The Panasonic 25mm f/1.7 produces images with good sharpness at most working apertures, including at f/1.7. For shooting shots of people or closer subjects, you’ll find the lens can render high levels of resolution, though it falls a bit short of the very best optics here. For the majority of shooting situations, however, I think you’ll be pleased with wide open performance.

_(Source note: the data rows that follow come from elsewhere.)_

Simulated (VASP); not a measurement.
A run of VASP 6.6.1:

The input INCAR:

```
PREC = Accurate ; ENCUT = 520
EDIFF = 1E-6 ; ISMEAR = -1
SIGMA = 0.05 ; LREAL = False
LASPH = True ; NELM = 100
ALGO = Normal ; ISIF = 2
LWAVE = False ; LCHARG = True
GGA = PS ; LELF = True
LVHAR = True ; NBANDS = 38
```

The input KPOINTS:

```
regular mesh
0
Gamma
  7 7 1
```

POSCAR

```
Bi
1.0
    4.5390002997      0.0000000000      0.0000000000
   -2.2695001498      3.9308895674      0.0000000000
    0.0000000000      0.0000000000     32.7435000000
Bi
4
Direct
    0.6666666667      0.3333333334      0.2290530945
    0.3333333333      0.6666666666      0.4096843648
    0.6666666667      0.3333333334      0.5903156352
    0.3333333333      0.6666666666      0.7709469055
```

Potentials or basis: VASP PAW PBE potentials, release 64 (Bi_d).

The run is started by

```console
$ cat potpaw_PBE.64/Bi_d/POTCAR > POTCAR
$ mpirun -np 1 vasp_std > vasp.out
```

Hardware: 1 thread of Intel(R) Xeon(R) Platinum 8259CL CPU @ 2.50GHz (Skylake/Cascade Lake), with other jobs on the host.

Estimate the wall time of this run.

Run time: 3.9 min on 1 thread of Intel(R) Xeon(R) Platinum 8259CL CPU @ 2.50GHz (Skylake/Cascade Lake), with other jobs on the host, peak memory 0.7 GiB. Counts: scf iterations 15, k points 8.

It’s a good thing that sharpness is pretty good at f/1.7 because it doesn’t seem to improve too much upon stopping down. A slight increase in sharpness can be seen at f/2.8 and f/4 and this yields predominantly even sharpness across the frame, with some minor softening in the corners. While there are certainly sharper lenses around, the 25mm f/1.7 is going to give you plenty of resolution in most any situation. For the modest price, the 25mm f/1.7 puts in a good performance here…just don’t expect to be blown away.
A lot of cheap optics tend to cut corners when it comes to bokeh, but Panasonic appears to have put an emphasis on pleasing bokeh with the design of this lens. It’s not a cream machine, but specular highlights are generally evenly illuminated and backgrounds have a nice fall off that adds depth to images. You’ll notice in the shot below that highlight lose their round shape towards the edge of the frame, but thankfully there is only very minor edge outlining. Many less expensive optics show rather harsh bright ring outlines, and thankfully the 25mm f/1.7 avoids those pitfalls. The background retains fairly high contrast and you may notice that the high contrast background can contribute to some busier bokeh in some outdoor situations in some of the sample images at the end of the review, but on the whole I’m quite pleased with the 25/1.7 in terms of bokeh.
Color, Contrast and Chromatic Aberration
The Panasonic 25mm f/1.7 produces images with nice contrast that will neither blow you away nor disappoint. Colors are evenly saturated without being too bold. The drawing style lends itself well to wide aperture work, though some may actually prefer slightly less contrast for an even softer profile, but I think the lens strikes a nice balance.
The 25mm f/1.7 surprisingly shows very little lateral chromatic aberration in real world use. In fact, going through my images, it’s hard for me to find any that is visible, even at 100% enlargement. Pretty impressive. While not completely invisible, it also controls longitudinal CA fairly well. A bit of mild magenta and green fringe can be seen on out of focus bright edges, but it’s not strong.
Distortion, Flare and Vignetting
Panasonic and Olympus have relied on digital distortion correction for many Micro 4/3 lenses, and that tradition continues with the Panasonic 25mm f/1.7. RAW files and JPEG files have built-in distortion correction profiles, so you won’t see any distortion unless you specifically turn it off. If you use a program such as Capture One Pro, which can disable the built-in corrections, you’ll see that the lens natively exhibits pronounced barrel distortion, though it’s not as bad as some other Micro 4/3 lenses I’ve reviewed.
Vignetting seems very well controlled to me, even when digital correction is turned off. Some slight darkening is visible at f/1.7, but is negligible stopped down a bit.
One are where the lens does falter is in flare control. Panasonic has never had amazing lens coatings, and they didn’t bring out their best for this inexpensive lens. Shooting into the sun produces multicolored ghosting, while any other bright lights in the frame often display what can best be described as flare orbs surrounding them. In some instances, purple flare can radiate from bright light sources, as can be seen around the candles in the image above. When shooting into bright light, keep the hood on and watch the viewfinder to help mitigate ghosting by altering camera position.